Turning now to FIG. 5, a process flow 500 of a compiler for generating executable code for providing accelerator devices with access to global data is generally shown in accordance with an embodiment. At block 502, global data accessed within accelerator code regions is identified. At block 504, one TOC per accelerator device is generated. In an embodiment, the TOCs contain reallocations to the global data accessed within the accelerator code regions. At block 506, accesses to global data are compiled as accesses to the TOC. In an embodiment, the offset to the TOC is determined statically. At block 508, calls to the runtime before and after the accelerator code region are generated by the compiler. In an embodiment, the runtime copies the data, updates the TOC contents and sets the TOC register.

In an embodiment, the runtime can allocate and fill a TOC when entering any accelerator code region. The resulting TOC can contain data for all variables (both global and local) accessed within the specific accelerator code region. In this embodiment, the TOC contains local and global variables, the TOC is created during run-time, there is one TOC per code region execution, and the lifetime of the TOC is the lifetime of the code region execution. The runtime can keep track of which TOCs have been translated and maintain one semaphore per TOC to handle the case where more than one lane (e.g., device) is using the same TOC simultaneously. This embodiment is contrasted with embodiments described above where the TOC contains global variables, the TOC is created during link-time, there is one TOC per device, and the TOC is persistent. Combinations of these embodiments can also be implemented.

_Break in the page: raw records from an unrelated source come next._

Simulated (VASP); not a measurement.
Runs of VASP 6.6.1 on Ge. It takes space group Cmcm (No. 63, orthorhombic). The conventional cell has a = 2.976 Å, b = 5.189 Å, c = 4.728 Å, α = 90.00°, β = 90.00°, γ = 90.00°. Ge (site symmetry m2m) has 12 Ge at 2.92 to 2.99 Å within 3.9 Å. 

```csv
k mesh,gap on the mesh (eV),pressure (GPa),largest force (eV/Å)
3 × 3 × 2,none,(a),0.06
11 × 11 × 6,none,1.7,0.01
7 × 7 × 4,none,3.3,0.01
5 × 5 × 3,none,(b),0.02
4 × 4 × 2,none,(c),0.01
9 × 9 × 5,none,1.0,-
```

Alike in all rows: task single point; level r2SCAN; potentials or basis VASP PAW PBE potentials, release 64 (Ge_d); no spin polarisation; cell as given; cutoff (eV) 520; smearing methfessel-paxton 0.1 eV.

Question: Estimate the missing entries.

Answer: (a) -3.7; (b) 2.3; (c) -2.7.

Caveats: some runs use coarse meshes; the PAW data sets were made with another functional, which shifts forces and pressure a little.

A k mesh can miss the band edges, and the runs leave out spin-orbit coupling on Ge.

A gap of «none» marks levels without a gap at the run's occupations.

Turning now to FIG. 6, a system 600 for providing accelerator devices with access to global data is generally shown in accordance with an embodiment. The embodiment in FIG. 6 includes multiple host processors 602, a shared memory 604, and multiple devices 606 such as accelerators or other hardware devices. Each device 606 may be, for example, an AMC, a GPU, or a field-programmable gate array (FPGA). Each device 606 may include one or more processing elements (PEs), where each PE may be a processor core or a stripped-down version of a processor core with reduced complexity or functionality.

The host processors 602 and the devices 606 may differ in various ways. For example, an operating system may run on a host processor 602, while the devices 606 may run accelerated code. A host processor 602 may behave as a control processor, in that it may allocate resources and manage communications between the devices 606. The host processor 602 may receive programs for execution by the computer system and may manage the one or more devices 606 execute such programs.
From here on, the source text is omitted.